Council will consider task force on rents
Council will consider task force on rents
Image courtesy of Wikimedia Commons.
Alameda’s Planning Board stopped short of recommending the city enact rent controls Monday, opting instead to ask the City Council to consider setting up a task force to study whether people are being displaced by rising rents.
The board voted 4-3 to recommend a new housing blueprint to the City Council that includes the creation of the task force. The state-mandated blueprint – the housing element of the city’s general plan – must demonstrate the city’s efforts to meet its anticipated future housing needs.

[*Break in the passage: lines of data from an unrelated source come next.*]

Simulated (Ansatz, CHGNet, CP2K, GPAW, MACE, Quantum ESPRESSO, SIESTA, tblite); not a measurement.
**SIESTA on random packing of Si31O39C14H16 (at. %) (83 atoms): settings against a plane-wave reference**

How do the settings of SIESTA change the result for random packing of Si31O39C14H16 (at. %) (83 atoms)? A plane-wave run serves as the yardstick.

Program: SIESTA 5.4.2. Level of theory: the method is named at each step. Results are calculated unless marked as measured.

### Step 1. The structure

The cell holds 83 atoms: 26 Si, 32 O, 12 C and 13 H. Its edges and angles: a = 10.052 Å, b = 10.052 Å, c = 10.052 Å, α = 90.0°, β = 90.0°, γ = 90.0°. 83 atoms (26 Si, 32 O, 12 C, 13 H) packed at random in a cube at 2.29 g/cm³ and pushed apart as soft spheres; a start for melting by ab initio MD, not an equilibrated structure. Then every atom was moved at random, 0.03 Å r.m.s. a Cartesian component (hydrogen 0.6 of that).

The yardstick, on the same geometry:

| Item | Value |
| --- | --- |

Board member John Knox White, who proposed forming the committee, said it could examine the causes and impacts of rent increases, what existing city policies are doing to address any impacts and what else the city could or should be doing. Alameda has a rent board that mediates disputes, but its recommendations are not binding on landlords or renters.
“We are dealing with real issues and real problems,” said Knox White, who said he had reached out to people on both sides of the rent control issue. “To deal with a problem, you have to define the problem. I know there are concerns, but I didn’t see anybody say they’re not willing to do this in a reasonable way.”
Housing advocates asked the board in February to include plans to draft a rent control ordinance in the new housing element, igniting a firestorm of opposition from local landlords and the real estate community. Advocates with Renewed Hope – who supported the task force proposal Monday – have been distributing a survey seeking to quantify the travails of renters, who make up a little more than half of Alameda’s residents.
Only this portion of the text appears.